Five days after a police officer fired multiple rounds at and killed 18-year-old Michael Brown in Ferguson, Missouri, we now know that the officer’s name is Darren Wilson. Thanks to Ferguson Police Chief Thomas Jackson, we also know that officers believe Brown had just strong-armed a convenience store clerk for a $48.99 box of Swisher Sweets cigars. Jackson provided the incident report from that robbery to reporters in Missouri this morning. He took no questions, suggesting reporters take some time to “digest it.”
Having read it and re-read it and digested it, I find the Ferguson police department’s behavior over the past week even more baffling than I did before.
For the sake of argument let’s assume (a huge assumption) that the Ferguson police are not trying to build a public case for Wilson’s innocence by assassinating a dead man’s character.
Why did it take five days for them to release this information, none of which has anything to do with the circumstances of Brown’s death?
What happened to the box of Swisher Sweets?
Per Matt Yglesias, if Brown was a suspect in a robbery, why wasn’t his accomplice Dorian Johnson arrested and charged rather than allowed to escape and appear in multiple television news interviews?

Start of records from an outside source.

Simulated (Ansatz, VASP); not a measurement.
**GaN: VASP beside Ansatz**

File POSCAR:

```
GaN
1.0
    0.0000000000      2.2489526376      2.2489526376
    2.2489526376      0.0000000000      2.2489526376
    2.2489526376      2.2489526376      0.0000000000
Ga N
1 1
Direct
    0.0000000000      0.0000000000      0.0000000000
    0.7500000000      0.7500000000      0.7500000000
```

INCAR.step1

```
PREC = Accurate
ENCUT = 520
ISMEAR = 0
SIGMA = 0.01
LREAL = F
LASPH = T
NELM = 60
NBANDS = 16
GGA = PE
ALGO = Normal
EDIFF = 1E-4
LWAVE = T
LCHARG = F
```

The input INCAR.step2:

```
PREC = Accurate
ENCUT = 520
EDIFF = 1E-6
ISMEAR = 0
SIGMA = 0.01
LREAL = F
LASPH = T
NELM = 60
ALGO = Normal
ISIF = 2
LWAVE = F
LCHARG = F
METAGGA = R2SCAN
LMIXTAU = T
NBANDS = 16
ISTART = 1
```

Was Johnson lying when he claimed that Wilson approached him and Brown not to question or arrest them for robbery but to tell them to “get the fuck onto the sidewalk”?
We don’t know because Jackson says he “cannot discuss the investigation about the attempted apprehension of the suspect in that strong-arm robbery. That goes to the county prosecutor’s office.”
I’m sure there are more questions. This is just for starters. But it smells very bad when a police department refuses to release any information about a deadly officer-involved shooting, unleashing five days of madness, and then reverses course to assure the public that Brown was a menacing, cigar-stealing thug.
I’ve seen a number of people online entertain an obvious but important hypothetical series of events like the ones in Ferguson, only with races reversed. Among the reasons such a scenario is so hard for so many people to fathom is that we instinctually believe protests would be unnecessary if a black officer killed a white kid because justice would be meted out swiftly and transparently.
Do a quick Google search for news stories about a black police officer killing a white teenager and the internet will spit back dozens of stories about precisely the opposite scenario. Michael Brown after Michael Brown.
But you’ll also find the Orange, Texas case of Captain Robert Arnold, a black Ranger who wrongfully killed James Whitehead, a white former Marine. Whitehead barked racial slurs at Arnold, who was responding to an altercation at an auto parts store, but the police insisted the slurs had nothing to do with the use of force. Arnold’s name was released to the press immediately. He was placed on administrative leave following the shooting. A Grand Jury said it lacked sufficient evidence to recommend a prosecution, but Arnold was nevertheless suspended indefinitely because, as police chief Sam Kittrell told Arnold in a letter, “alternative measures on your part would have prevented the necessity of the use of deadly force.”
Perhaps the investigation into the Wilson shooting will proceed just as smoothly from this point forward. Perhaps Jackson will have compelling answers to the above questions next time he meets the press. But nothing we’ve seen so far inspires much confidence that either of these things will happen.
UPDATE: We now have an answer to question number four, above. According to Police Chief Jackson, "The initial contact between the officer [Darren Wilson] and Mr. Brown was not related to the robbery." Wilson approached Brown and his companion "because they were walking down the middle of the street, blocking traffic."
In other words, Wilson didn't know about the robbery at all when the encounter began. Which calls the incident report's legal relevance to the circumstance of the shooting into question. If the altercation began under totally different pretenses, why try to connect the two? One reason would be to build a narrative that's consistent with Wilson's story. If Brown had just committed a crime, and was willing to tussle, and Wilson thought he was dealing with a couple of harmless jaywalkers, then it's easier to believe that Brown was combative and Wilson was caught off guard. Both things need to be true if we're to believe Wilson's version of events—that Brown assaulted him, lunged for his gun, and was subsequently shot.